Hang In There

"Hang in there. A lil bit more."

I carry many things on my shoulders and somehow it feel so hard that any simple request would drive me crazy. In this kind of situation, people lean on their family, rely on them in common. But i have no one. Why do i have no one, even just to talk about my craps?

I feel even be more mad when they called me for a very simple favor. Like things they can easily figure out by themselves. Why should be me? I already have no one i can share this craps and all they do is asking me this and that.
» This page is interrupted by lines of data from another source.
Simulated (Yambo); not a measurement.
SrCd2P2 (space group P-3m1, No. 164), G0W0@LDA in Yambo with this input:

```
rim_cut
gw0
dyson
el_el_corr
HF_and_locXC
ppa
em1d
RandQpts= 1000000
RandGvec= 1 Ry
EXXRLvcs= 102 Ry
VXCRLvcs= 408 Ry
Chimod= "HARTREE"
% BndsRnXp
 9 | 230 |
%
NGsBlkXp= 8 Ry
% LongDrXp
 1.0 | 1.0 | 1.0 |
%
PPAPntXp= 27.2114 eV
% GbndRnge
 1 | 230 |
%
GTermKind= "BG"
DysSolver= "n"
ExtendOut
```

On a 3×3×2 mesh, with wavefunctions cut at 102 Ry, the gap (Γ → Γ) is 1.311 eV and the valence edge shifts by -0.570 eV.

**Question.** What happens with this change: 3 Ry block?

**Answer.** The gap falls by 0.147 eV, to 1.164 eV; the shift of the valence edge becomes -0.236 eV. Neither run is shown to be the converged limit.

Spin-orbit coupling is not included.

In this kind of situation, i know that i want someone, other than a family that should be function, to company me, but the desire to death is stronger. Like yesterday after getting back from running, i locked myself in the room and didn't wanna go out wven just to buy dinner. And in the morning, even when i got plenty time to sleep, i still felt so exhausted and didn't wanna get up from my bed. I gathered my self to go out, worked from the cafe, and now when i go back from cafe, i want to go back sleep and never want to wake up again. "Should i take pills?"
I keep thinking about it. I tried to take a self photo and told myself that i look good after getting my hair vitamin, but i don't look good either.
Sometimes i prayed, if things can't be easier for me, please grant me someone i can lean on a little while, because my head getting heavy and dizzy. If i couldn't have it, please make it easier for me. I'm so tired.